By SOS Malta
The EU’s smallest member state, but also one of the frontline countries, Malta has had its fair share of challenges in the area of migration and has become renowned as a tough place for the migrant community to put down roots.
SOS Malta recently sat down with Regine Psaila from African Media Association Malta, a media NGO promoting the African perspective with news, empowerment, and advocacy, to discuss political engagement of migrants on the island.
Regine was recently part of an initiative called the Turning the Tables that as its name implies, aimed to tackle integration related matters leading to policy changes.
One of the activities was a conference on political rights, which she explained, shed light on the various barriers migrants face regarding political engagement in Malta:
“In particular, the fact that migrants are not allowed to vote in Malta, but even more than that, there is little interest in taking part in the political activities, at local council level or at national level, due to the language barrier: the political spectrum is exclusively in the Maltese language and many foreigners do not speak it fluently,” she explained.
“Also, the integration policies as a whole, which do not define a clear path to integration, lead to a feeling of eternal temporality by foreigners who don’t feel that they will ever belong to the country,” she continued.
It was clear to Regine that some policies and regulations (every year renewal of working permit, no clear path to citizenship..etc) hinder migrants’ participation in political activities.
“They don’t have the right to vote, despite their contributions to Maltese society, few will become Maltese citizens,” she pointed out.
To add to this, migrants often feel underrepresented in the political sphere, no one looks like them or speaks like them, apart from the Green party, which unfortunately doesn’t have a real power in parliament, she said.
“That leads to a sense of alienation and disengagement from political processes,” she explained.
Some solutions to engage migrants politically
Despite it being a challenging landscape, there were solutions, Regine said.
Some of these include the launching of awareness campaigns to educate the Maltese population about the contributions of migrants, she pointed out.
Language support services exists, she continued, but they should be made mandatory, not only for single permit workers, but also for refugees and asylum seekers who have made Malta their home.
“This will force all to speak Maltese, and so they will better understand political processes, their rights, and responsibilities,” she underlined.
Of course, it is clear granting voting rights to migrants who have acquired the Maltese language and meet specific criteria, can boost their engagement and sense of belonging, she explained.

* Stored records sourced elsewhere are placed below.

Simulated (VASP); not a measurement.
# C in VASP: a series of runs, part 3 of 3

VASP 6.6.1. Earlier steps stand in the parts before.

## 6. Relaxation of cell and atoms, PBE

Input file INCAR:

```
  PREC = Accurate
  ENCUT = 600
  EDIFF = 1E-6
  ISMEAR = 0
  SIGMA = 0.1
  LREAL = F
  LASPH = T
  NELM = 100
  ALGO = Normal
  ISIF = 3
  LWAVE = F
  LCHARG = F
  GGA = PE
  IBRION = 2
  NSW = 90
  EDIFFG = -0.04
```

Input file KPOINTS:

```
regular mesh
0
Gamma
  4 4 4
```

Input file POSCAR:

“All political parties should promote migrant representation in politics,” she said.
Better representation in the media
Migrant representation in the media is also crucial to showing to the Maltese population that many people ‘looking like’ foreigners actually feel Maltese, Regine pointed out. Currently, the media often portrays migrants through narrow and negative stereotypes or only highlights issues related to immigration crises, she said.
“By increasing positive and diverse representation, the media can foster a sense of belonging: When migrants see themselves represented positively in the media, they are more likely to feel like valued members of society, which can boost their confidence and motivation to engage in political processes,” she explained.
If migrants see other individuals from their community actively speaking at rallies, or reporting on topics that are not only about migration, they are more likely to be inspired to do the same, and that can lead to an interest in the political reality of the country.
This also goes both ways; having a diverse media representation can help Maltese society understand the diverse backgrounds, cultures, and perspectives of migrants.
**For the purpose of this article, the interviewee has defined the term ‘migrants’ as being those non-EU citizens who are not British or Australian citizens. More specifically, Regine uses the term ‘migrants’ to detail the experiences of Africans and Asians, individuals who suffer from an ‘extra layer’ of discrimination when compared to other non-EU migrants who are white or light- skinned.